Number 20: Fencing Repair
Preppers can also use zip ties to repair or set up fences. I once use zip ties, some chainlink, and a few t posts to set up a temporary enclosure for my dog in my back yard. It held up well until I dismantled it. Zip ties can quickly mend cut sections of chain link or join chain link fencing to a post. They can also be used to provide a small layer of security by attaching them to fence gate locks.
Number 21: Creating Weapons
Zip ties can be used to create field-expedient weapons in a survival scenario. You can use two or three of them to lash a knife to the end of a long stick, giving you a spear. Be sure to use large heavy-duty zip ties though. The small ones break too easily.

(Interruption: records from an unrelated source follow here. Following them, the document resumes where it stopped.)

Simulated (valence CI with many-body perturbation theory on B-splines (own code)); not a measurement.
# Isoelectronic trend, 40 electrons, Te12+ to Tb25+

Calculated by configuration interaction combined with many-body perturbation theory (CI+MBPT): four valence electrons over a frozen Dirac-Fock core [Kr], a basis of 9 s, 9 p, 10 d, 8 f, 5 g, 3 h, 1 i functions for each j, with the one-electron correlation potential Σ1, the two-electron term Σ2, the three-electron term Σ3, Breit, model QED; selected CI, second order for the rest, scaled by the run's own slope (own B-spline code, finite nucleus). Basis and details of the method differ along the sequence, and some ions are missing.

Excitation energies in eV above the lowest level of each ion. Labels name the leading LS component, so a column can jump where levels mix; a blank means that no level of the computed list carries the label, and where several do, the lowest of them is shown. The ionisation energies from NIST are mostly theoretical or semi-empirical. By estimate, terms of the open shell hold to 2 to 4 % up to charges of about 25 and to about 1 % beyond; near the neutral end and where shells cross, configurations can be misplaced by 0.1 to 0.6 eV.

Zip ties could also be used to close off the end of a split stick with a blade or flat rock in the middle, producing a crude ax or tomahawk. However, it is always a good idea to reinforce a zip tie lashing with additional cordage since they can break.
Number 22: Secure a Deer Feeder
My dad and I set up deer feeders before hunting season to give us a better chance of a harvest. Unfortunately, feral hogs have a tendency to turn feeders over and tear them up in an attempt to get more corn. We use zip ties and t posts to help reduce the chance of this happening.
To use zip ties to secure a deer feeder, first set up your tripod feeder. Then, run t-posts into the ground right next to each leg. Finally, secure the feeder legs to the t-posts using zip ties. Be sure to use large zip ties or those made of stainless steel for this purpose. Smaller zip ties will become brittle and break after a prolonged period of time in the elements. You can also use zip ties to attach PVC gravity feeders to trees as well.
Number 23: Speed Up a Bug Out
If you have to bug out and have time to grab more than just your bugout bag, you can use zip ties to help you quickly load up your hanging clothes. With the clothes still hanging in your closet, loop a zip tie around several hangers, tighten it, and carry all of them to your vehicle or trailer at once. The zip tie will help keep them together while you are carrying them and during transport. It is much faster than bundling them together using trash bags.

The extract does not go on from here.